Re: We already have this
Mike Bell,
You've mis-read that Wiki article, partly as it's very badly written. Particularly the table on lending. It also confuses bank capital and bank reserves. Banks are in fact regulated to maintain two main types of assets:
1. Cash (or very liquid) reserves - which is money they use every day to cover normal withdrawals, plus stuff they can access if there's a run on the bank.
2. Capital. This is money the bank owns (or its shareholders do). This is to cover losses on loans - so that even if say 5% of the people they've loaned to default, they can cover the losses without taking from savers' accounts. From memory minimum capital adequacy ratios in the UK are something like 7% - but the Bank of England stress tests last year meant you had to have over 10% to pass - and if you didn't you had to sell more shares or bonds to get there.
The thing that the loonies who don their tinfoil hats and scream about FRACTIONAL RESERVE BANKING fail to understand, is the bank balance sheet.
Banks aren't legally allowed to just loan money. They have to have it first. If you save £100,000 with the bank, there are 2 transactions in the bank's ledger. They get £100k of cash (an asset) and a £100k liability (the balance on your account). These match, so the bank's books balance.
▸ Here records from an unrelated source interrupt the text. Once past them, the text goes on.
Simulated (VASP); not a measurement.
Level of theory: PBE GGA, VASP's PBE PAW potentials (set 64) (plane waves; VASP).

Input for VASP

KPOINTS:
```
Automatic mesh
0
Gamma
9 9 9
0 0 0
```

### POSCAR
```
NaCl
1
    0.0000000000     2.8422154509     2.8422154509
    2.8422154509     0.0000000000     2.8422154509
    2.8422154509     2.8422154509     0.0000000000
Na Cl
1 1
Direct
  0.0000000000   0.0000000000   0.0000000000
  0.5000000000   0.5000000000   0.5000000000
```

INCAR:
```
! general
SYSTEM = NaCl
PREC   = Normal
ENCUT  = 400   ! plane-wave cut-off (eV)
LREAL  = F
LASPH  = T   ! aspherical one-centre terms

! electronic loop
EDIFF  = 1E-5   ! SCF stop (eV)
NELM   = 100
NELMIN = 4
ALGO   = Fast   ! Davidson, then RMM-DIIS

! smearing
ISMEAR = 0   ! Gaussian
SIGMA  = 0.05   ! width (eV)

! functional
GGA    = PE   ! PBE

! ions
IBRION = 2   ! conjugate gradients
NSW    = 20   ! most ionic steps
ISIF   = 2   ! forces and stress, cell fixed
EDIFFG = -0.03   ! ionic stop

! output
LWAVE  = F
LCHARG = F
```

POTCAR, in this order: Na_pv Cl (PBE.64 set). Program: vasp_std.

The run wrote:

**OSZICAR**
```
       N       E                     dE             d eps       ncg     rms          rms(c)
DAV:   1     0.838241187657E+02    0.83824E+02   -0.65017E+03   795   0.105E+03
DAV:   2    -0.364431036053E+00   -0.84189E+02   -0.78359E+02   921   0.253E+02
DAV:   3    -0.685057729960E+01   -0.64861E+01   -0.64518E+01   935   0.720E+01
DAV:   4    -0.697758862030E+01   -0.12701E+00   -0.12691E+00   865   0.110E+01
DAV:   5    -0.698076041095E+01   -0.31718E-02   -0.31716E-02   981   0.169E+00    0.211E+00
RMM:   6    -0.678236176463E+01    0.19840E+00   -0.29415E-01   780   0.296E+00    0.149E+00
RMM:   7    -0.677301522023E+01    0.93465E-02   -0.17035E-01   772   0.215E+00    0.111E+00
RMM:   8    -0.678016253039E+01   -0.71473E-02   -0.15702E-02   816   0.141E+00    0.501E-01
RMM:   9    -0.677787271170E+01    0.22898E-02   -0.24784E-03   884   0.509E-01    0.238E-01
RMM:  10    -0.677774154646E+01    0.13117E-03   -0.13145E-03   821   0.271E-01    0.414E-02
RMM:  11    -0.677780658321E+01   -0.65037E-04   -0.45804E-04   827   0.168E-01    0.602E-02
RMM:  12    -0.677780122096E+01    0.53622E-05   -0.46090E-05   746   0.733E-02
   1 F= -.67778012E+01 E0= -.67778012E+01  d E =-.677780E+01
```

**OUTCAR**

Banks pay interest on cash on deposit (well not much at the moment...). This means that they must make a profit on that money, or they can't cover the interest. So they loan some of it to someone else at more interest than they're paying their savers. At that point they have created another 2 transactions, £90k of the £100k saved goes to someone else (debited from the cash ledger) and they gain a new asset - which is the loan to this person of £90k. The books now balance again.
Here's a simplified balance sheet:
CREDIT ------------- DEBIT
£10,000 ---------------------------- operating cash (part of deposit from person A)
£90,000 ---------------------------- mortgage debt owed by person B
--------------------------- £100,000 savings account balance (owed to person A)
£100,000 --------------£100,000 - totals balance
Some explanations get very confused by a couple of things. The counter-intuitive bit that if I've got cash in the bank then they have a corresponding liability in that they owe me that cash. And the rather weird terminology that gets used about money. Basically we use various definitions of money when talking about the money supply. Almost no-one uses M0, which is the actual notes and coins printed/minted by the government - most calculations for the purposes of dealing with inflation use M3 (there's M0, M1 to M5 each includes everything in the earlier ones, plus some extra). M1 includes bank current account deposits as money-equivalents, plus notes and coins not held in bank vaults (that Wiki article explains this badly). I can transfer cash out of my current account to someone else's in order to settle a debt - thus the bank has probably created some M1 money when it lends cash at the same time as holding an account for me. However this is complicated, as I'm unlikely to have all of my money in a current account if there's lots of it - savings accounts aren't measured in M1, plus banks also may borrow from the markets in order to lend (also in ways that don't add to M1). Finally the money they lend out won't all make its way back into banks as deposits in current accounts, and therefore will not all create M1 either. What "money" means in different circumstances is a very confusing topic all to itself...
The short version is, it's bloody complicated. But no, banks don't have a license to print money. They don't get the money they actually do "sort of print" anyway, because everything they do has to have an entry on both sides of their balance sheet. Plus money doesn't quite mean what it ought to mean.